Whilst having a break during attempted statistical analysis of some data I found this interesting article on Al Jazeera, via the ‘Archaeology’ group on a social networking site.  The author, Sarah Kendzior who is an an Anthropology PhD graduate,  draws attention to the plight of the anthropology postgraduate in academia.  Her article focuses on individuals who are facing tough times in gaining employment, and a living wage, in certain sections of American Academia due to the rise of adjunct professors and unpaid internships.  Added to this are the prohibitive costs of annual conferences that can cost a crippling amount of money to attend and which may not always deliver in content.

Graduates in Silhouette

From an article in the Guardian on networking and flexibility in the academic job market. Photo credit: Paul Barton/CORBIS.

This is similar to the upswing of a larger trend of unpaid internships right across the jobs market, in which competition is tough to gain vital work experience.  This has partly became prevalent due to the ongoing financial crisis, as it’s effects continue to ripple across the world, and various countries and businesses tighten their belts.  Part of this is also probably due to making academic work pay in a world where academic jobs can be scarce and the funding opportunities limited.

The article also rightly highlights the ‘walled garden’ effect of academic research, where access to research articles in respected journals can cost universities and institutions thousands of pounds a year to maintain.  I know that once I finish my MSc course a number of important and interesting journals will be unavailable for my perusal, due to the prohibitive cost of maintaining a subscription.  However, with the rise in the number of anthropology related blogs, such as Bones Don’t Lie and Powered By Osteons and websites such as Past Horizons, amongst many others, research is continuing to be disseminated freely across the internet.  The debate continues as to whether this type of information sharing and writing should be considered an academic publication though.

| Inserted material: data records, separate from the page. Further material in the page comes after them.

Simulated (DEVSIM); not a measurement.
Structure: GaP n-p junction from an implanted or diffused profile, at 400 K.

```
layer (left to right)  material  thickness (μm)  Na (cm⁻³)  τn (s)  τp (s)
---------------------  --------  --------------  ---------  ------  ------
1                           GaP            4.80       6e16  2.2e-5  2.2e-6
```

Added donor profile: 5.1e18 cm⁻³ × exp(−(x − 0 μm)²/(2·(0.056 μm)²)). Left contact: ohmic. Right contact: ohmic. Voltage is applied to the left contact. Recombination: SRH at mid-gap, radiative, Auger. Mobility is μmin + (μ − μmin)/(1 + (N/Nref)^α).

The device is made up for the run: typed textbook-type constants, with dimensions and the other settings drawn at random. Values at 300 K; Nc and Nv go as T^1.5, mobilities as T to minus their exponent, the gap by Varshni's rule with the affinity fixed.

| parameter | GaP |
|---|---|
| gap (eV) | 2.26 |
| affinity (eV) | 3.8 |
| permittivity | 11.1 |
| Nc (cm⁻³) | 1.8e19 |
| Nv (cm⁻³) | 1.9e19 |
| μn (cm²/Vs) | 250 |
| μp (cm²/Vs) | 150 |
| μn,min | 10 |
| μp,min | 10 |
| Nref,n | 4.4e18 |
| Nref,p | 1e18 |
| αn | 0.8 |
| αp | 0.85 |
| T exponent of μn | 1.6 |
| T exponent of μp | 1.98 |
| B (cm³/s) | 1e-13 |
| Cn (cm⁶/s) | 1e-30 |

In other news Iran has recently proscribed a ban on females attending University in over 70 BA and BSc programs in 36 institutions across the country.  Protests have already begun, both internally and internationally, at the decision whilst Shirin Ebadi, a noted human rights campaigner, has called on the UN to investigate the situation.  Meanwhile in England there has been a drop in the number of University applicants this year, especially from mature students.  Although not a damaging percentage, the effects of the increase of tuition fees last year have led to many reconsidering the cost, and essentially the worth, of entering higher education.

If academia seeks to educate the masses, it must in some way help to represent the masses.

Note: Perhaps somewhat relevant to this post is the Editorial from a recent Antiquity issue.  In it Martin Carver denounces the lack of formal training in field archaeology or primary data collection that doctoral candidates are required to do for their award, compared to the amount of time spent in the library.  Also mentioned is the distinction of quality between book publications and research articles, the value of local archaeological groups and volunteers and the news of the recent destruction of Timbuktu’s ancient tombs in Mali.  It is well worth a read.